Hi,
I am attempting to tweak a Gaussian Mixture Model implementation, to do a within-cluster-regression given some target variable, in addition to the standard clustering scheme. The motivation is to do simple regression, while jointly learning structure in the covariates.

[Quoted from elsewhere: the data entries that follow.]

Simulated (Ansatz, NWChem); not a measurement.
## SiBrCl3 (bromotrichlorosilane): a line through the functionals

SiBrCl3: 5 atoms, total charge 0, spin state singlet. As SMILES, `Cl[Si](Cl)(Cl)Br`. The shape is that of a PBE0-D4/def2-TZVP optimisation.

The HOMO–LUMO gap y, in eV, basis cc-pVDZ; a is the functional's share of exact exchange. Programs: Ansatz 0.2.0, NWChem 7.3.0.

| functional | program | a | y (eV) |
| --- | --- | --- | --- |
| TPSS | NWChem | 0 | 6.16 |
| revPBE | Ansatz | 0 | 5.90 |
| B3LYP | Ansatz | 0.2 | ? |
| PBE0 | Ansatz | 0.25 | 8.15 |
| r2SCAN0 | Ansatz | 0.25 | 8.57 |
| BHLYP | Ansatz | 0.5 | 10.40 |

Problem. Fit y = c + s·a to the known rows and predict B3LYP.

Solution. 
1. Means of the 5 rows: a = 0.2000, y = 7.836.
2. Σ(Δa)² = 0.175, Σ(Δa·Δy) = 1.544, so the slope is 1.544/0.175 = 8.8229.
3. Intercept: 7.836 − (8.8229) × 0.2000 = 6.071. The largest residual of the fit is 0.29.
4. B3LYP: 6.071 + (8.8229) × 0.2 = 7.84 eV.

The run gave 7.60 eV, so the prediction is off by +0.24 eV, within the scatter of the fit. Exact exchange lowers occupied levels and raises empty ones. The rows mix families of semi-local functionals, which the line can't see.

I’m struggling to get it implemented correctly in higher dimensions. Would appreciate any help!
Background
(I am using Bishop’s PRML notation).
In the standard GMM formulation, we can write the probability of observing a data point as follows:
p(x) = \sum_{z} p(z)p(x|z)
where z is a latent variable, more precisely a binary random vector (or one-hot-encoding RV) that controls the assignment of a point to a cluster.
We can re-write this as:
p(x) = \sum_{k=1}^{K} \pi_k * p(x|z=k), where k is the cluster index, \pi_k is the probability mass function of z_k = 1. Here K is the number of clusters (fixed).
Each cluster index can have its own \mu_{k}, and \Sigma_{k} parameters, that fully parameterizes p(x|z) [k indexing the k^{th} cluster]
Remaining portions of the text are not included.